III. Wrong usage of work vehicle and diesel claim for non- work related things.
As per the judgment, the judge held that only the second charge can be deducted from his taxable income while the rest two charges were held non-deductible. Later, on re appeal by the taxpayer, the panel of judges agreed that all 3 expenses can be deductible on different grounds.
This case sets the following grounds in respect to deduction of expenses-
- The expenses incurred in the course of earning a person’s taxable income are deductible
- The expenses which are not for private usage, i.e. related to work of the taxpayer, are deductible
H) Marginal rate of tax is incremental tax which is paid on the incremental income of the taxpayer. In other words, marginal tax means extra tax that you pay for extra dollar of your income.
e.g. If a person is earning $3500 per year and the tax rates are-
$ 1000 and below– 10%
$ 2000 and below – 20%
$ 3500 and below – 35%
Then, till $ 1000 he has to pay 10% tax, for next $ 1000 20% and last $ 1500 35%.

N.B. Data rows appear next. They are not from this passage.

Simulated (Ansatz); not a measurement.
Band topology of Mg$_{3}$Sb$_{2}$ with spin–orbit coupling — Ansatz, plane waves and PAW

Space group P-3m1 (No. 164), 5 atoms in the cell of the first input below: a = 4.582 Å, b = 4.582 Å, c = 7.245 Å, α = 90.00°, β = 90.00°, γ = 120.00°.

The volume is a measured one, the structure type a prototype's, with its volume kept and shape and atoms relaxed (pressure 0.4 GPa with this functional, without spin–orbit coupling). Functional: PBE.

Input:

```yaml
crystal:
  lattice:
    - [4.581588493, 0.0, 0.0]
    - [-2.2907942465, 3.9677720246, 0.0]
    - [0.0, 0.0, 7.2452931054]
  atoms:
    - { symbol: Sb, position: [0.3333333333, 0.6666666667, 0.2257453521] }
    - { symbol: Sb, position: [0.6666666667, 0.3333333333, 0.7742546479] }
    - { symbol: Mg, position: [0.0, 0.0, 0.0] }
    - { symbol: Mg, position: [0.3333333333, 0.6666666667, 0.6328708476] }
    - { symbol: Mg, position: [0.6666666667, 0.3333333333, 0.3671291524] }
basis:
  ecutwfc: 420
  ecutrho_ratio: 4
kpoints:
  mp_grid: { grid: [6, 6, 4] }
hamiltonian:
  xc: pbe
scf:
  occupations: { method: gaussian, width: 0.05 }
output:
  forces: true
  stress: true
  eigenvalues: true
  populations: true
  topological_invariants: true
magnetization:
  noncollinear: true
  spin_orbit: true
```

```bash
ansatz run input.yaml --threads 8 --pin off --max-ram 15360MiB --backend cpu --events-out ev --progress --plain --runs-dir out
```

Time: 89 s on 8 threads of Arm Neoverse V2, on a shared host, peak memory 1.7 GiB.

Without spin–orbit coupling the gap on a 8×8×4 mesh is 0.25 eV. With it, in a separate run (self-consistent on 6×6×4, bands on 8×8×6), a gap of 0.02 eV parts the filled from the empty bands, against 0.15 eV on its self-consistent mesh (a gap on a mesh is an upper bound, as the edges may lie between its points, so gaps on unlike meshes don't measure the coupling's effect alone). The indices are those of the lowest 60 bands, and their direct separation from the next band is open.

Hence, each part of the income is taxable as per the tax bracket they fall in. This is a progressive tax system that ATO has set up for the taxpayers.
Whereas, average tax is the total taxes paid by the taxpayer divided by your total income.
Therefore, the average rate of tax will always be less than the marginal rate of tax.
I) Consumption tax is the tax levied on the consumers for the goods and services consumed by him. Consumption tax is different for different types of goods, e.g. GST for goods and services, Excise tax for specific types of goods like alcohol, tobacco and tourism, Import duties for import of goods in the country, retail sales tax, etc .
As opposed to income tax, consumption tax is attributable to how much a person is consuming in an economy.
Answer to question no-2
- 100% deductible from the assessable income as the expense is incurred in the process of earning his taxable income.
- $ 300 is tax deductible (60% of $ 500)
- Not deductible as it is incurred for personal purposes
- Deductible as an expense before charging tax
- Entire $ 5000 is tax deductible as it is incurred for election campaign, hence work related
Answer to question no-3
It is analyzed that capital gain tax operates by the net capital gain as taxable income in the tax year in which the assets undertaken is being sold or disposed of. However, any gain is first discounted 50% for individual taxpayer or by 33.33 superannuation funds.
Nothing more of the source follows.